Affording Health Care and Education on the Minimum Wage
The current value of the federal minimum wage $7.25 per hour is often compared to the cost of living, the average wage in the economy, or the productivity of the average worker. By all of these benchmarks, the current federal minimum is well below its historical levels.1
But the current minimum wage looks even worse when compared to two kinds of purchases strongly associated with a middle-class standard of living or the ability to move up to the middle class: health insurance and a college degree.

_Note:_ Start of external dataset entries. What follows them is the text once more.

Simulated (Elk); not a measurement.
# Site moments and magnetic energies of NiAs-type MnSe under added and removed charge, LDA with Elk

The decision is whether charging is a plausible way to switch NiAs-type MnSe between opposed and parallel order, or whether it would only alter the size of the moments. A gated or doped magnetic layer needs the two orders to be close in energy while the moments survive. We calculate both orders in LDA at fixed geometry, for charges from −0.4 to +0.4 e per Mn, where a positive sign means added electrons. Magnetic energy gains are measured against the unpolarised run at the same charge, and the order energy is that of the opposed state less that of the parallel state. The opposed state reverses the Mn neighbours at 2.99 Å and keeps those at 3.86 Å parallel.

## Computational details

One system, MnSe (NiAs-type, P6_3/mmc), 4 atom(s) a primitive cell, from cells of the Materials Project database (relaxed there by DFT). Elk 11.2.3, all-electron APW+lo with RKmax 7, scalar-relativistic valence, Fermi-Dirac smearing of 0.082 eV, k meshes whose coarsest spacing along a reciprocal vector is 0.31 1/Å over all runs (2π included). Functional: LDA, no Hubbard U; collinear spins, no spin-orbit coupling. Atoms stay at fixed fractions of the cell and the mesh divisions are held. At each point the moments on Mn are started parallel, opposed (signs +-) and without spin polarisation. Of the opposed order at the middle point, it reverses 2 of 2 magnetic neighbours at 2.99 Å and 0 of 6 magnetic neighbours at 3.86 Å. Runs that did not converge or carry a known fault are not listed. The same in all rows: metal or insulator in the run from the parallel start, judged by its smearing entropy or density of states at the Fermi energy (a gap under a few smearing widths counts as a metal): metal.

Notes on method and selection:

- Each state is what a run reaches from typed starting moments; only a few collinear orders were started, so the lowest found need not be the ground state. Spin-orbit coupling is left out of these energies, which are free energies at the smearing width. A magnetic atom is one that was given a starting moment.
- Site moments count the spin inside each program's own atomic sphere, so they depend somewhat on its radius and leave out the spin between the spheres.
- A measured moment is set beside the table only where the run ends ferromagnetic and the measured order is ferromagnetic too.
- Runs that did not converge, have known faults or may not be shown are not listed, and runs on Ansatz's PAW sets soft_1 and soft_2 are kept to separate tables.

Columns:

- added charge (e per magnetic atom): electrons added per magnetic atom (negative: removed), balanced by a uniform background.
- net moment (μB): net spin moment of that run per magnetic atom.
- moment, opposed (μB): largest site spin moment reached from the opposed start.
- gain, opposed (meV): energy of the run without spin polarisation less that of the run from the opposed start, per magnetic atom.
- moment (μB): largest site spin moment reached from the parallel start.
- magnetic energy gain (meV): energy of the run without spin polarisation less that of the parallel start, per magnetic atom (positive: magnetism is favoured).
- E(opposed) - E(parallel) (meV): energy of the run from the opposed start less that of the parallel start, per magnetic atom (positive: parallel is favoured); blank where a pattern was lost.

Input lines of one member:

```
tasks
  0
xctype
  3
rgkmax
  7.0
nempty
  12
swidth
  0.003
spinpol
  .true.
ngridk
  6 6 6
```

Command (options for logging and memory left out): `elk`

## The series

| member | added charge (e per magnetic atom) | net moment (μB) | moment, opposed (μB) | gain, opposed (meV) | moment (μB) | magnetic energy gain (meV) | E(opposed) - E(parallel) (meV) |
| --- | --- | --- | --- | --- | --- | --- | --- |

Table 1 below shows the results of a simple exercise. We ask how many hours a minimum-wage worker has to work to pay for a year of college education (at various kinds of institutions) or a year of health insurance (for an individual or a family). The table compares the experience facing a minimum-wage worker in 1979 when the minimum wage was $2.90 per hour to that of a minimum-wage worker in 2010 or 2011 when the minimum wage was $7.25. (All wages and prices, here and below, are in current dollars that is the actual dollar value at the time, without any adjustment for inflation. The point is to compare the minimum wage in place in each period with the actual cost of health and education services at the same point in time.)
A minimum-wage worker in 1979, making $2.90 per hour, had to work 254 hours in a year to pay the $738 annual cost of tuition at a public four- year college. By 2010, minimum-wage workers at $7.25 per hour had to spend 923 hours to cover the $6,695 annual tuition at a public four-year college. (All our calculations ignore taxes and subsidies. More on that later.) (See Figure 1.)